A former Alberta government employee is mulling a human rights complaint over a benefits package that defines a “spouse” only as someone of the opposite sex.
Scott Mair, who worked for Children’s Services, says he was forced to list his husband as a “benefit partner” when applying to have him covered under the plan, which applies to provincial union employees.
“They were refusing to include me as a spouse, which basically is them refusing to recognize my same-sex marriage.”
The dispute has a familiar ring to Mickey Wilson, Prairie representative for Egale Canada, which advocates for the rights of gay, lesbian and transgendered people.
Before same-sex marriage was legalized, opponents argued a “civil union” would mean the same thing without using the same words.
“Language is very powerful,” he said. “We find ourselves identified and included or erased and excluded in language.”
An spokesman with the Alberta Union of Provincial Employees says it is meeting with the government to get the wording changed.

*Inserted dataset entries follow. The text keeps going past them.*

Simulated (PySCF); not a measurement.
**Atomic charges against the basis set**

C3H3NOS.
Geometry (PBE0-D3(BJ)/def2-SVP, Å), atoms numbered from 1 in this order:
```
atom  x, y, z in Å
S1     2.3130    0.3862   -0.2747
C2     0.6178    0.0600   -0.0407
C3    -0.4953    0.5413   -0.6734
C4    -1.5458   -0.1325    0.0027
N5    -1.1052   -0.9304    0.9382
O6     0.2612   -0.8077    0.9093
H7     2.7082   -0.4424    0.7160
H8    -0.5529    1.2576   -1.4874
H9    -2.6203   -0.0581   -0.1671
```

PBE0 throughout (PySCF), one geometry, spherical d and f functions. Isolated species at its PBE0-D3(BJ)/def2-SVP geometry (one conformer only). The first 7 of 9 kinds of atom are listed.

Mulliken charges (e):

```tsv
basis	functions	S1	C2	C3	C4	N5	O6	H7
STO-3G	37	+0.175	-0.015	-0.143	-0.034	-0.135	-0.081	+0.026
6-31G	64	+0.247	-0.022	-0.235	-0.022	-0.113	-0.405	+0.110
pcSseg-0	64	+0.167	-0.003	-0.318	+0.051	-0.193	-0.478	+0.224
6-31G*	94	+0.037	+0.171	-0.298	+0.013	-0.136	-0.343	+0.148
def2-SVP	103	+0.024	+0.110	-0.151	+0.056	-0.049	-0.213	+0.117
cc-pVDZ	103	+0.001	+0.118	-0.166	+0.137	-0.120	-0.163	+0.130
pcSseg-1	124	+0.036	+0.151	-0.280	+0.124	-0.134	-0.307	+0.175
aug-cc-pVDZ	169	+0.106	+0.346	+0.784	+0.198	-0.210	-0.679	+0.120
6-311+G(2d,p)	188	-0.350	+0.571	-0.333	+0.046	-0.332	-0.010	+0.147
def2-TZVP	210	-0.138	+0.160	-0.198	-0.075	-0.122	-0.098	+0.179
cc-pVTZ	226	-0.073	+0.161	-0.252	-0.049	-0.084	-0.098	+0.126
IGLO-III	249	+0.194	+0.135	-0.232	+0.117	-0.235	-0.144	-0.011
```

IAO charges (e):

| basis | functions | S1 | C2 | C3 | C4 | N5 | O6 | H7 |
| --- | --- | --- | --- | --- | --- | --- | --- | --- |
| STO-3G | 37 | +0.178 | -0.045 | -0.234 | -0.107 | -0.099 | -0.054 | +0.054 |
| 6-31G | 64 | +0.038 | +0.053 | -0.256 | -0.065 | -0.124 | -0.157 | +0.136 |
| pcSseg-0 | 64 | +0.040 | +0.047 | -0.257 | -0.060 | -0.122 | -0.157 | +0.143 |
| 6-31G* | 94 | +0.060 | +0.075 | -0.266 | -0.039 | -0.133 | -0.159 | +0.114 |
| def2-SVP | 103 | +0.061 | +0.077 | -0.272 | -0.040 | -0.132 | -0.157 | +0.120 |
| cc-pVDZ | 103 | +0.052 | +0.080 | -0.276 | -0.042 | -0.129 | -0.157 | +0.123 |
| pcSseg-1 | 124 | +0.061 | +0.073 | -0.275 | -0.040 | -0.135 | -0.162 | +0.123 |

Mair, who has since left his job with Children’s Services said he’ll wait to see if the talks lead to changes before deciding whether to file a complaint.
He’s concerned because other employees in same-sex marriages have contacted him to say they feel the same way but are afraid to speak out on the issue.
“Sexual minority people in Alberta will tell you that there’s Canada and then there’s Alberta,” he said.